Other items you should avoid having around your glider are solvents of any kind (including oil and gasoline), extreme heat, damp storage, and sharp or abrasive objects. Watch out for sunscreen, the oil can leave a stain.

Repairs

Once you have your own glider you should adopt a routine maintenance schedule. Maintenance should include an inspection of the following: Risers, (for fraying of webbing), lines (kinking, sheath damage, or breakage), and the sailcloth (tears and punctures). This will help you identify any area of your glider that needs repair. If the repair is minor, such as a small tear, you should be able to do it yourself with simple instructions. If the repair is major, you will need to have someone skilled in glider repair fix it for you. Any repairs needed to a reserve parachute should be done by a certified rigger.

Radios and Instruments

Radios are not only useful, but are required at some sites and should be considered part of your safety gear. It’s convenient to be able to communicate with other pilots, to obtain information prior to flight (from pilots in the air), during your flight, and for retrieval arrangements. They can also be a safety tool for information about changing conditions or accidents. You will need to determine the specific frequency being used at each site.

Instruments used by paraglider pilots include variometers, GPS (Global Positioning System) receivers, personal locator beacons, and compasses.

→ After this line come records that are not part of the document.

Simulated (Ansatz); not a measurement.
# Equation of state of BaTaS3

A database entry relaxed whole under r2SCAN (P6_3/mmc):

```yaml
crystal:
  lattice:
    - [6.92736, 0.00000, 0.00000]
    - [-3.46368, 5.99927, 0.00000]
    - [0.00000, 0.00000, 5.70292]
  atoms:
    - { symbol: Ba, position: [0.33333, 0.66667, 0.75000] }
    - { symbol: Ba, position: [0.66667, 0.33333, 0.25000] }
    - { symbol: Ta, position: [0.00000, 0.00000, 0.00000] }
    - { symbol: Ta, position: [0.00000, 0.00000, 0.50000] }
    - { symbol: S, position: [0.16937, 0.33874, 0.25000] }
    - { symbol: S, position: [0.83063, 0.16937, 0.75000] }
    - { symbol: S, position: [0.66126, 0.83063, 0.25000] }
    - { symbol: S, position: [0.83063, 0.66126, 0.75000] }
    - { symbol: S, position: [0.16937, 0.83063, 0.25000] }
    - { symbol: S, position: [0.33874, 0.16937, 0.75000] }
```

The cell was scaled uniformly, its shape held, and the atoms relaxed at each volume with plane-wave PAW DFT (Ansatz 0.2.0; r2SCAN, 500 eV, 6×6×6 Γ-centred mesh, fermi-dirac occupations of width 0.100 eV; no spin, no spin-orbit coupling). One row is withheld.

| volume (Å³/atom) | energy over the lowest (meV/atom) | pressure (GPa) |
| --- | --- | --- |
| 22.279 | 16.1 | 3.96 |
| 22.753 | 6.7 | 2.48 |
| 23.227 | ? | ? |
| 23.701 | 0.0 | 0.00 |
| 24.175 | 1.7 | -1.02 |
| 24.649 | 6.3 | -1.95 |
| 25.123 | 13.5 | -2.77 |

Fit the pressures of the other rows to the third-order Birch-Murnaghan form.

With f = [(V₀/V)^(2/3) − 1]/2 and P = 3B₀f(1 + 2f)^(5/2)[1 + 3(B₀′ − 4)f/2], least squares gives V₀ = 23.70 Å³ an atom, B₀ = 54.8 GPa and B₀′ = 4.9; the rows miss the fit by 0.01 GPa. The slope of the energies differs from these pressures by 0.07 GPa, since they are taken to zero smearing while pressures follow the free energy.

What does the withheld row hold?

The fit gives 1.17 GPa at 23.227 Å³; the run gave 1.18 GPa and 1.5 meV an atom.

The variometer, commonly known as a vario, indicates current altitude and rates of ascent and decent through a visual display and/or audible tones. Depending upon the brand, model and ability to interface with a GPS, there are other functions such as; maximum altitude reached, average and maximum climb rate, average and maximum sink rate, time aloft, glide ratio, and airspeed. Some models have the ability to download flight information to a computer, allowing you to view a graphic representation of your flights. The GPS receiver uses information from a network of satellites to provide precise ground positioning. This makes the GPS useful as a ground speed indicator, a compass, and for determining your location in the air or after landing. Most GPS units will also interface with a computer, allowing you to view your flights in 3D. Personal locator beacons are expensive and not used by pilots unless they are flying over inhospitable terrain. You can use a GPS interface to transfer your position via satellite to search and rescue services in your area.

Helmets

Helmets are a strict requirement any time you attach yourself to a paraglider. You should already have an appreciation for how much energy a glider can harness. Most helmets specifically designed for paragliding will give you adequate protection, however, there are exceptions so ask your instructor or do a little research. Along with good protection, you should choose a helmet that will be comfortable and allows adequate visibility. Full face helmets are highly recommended.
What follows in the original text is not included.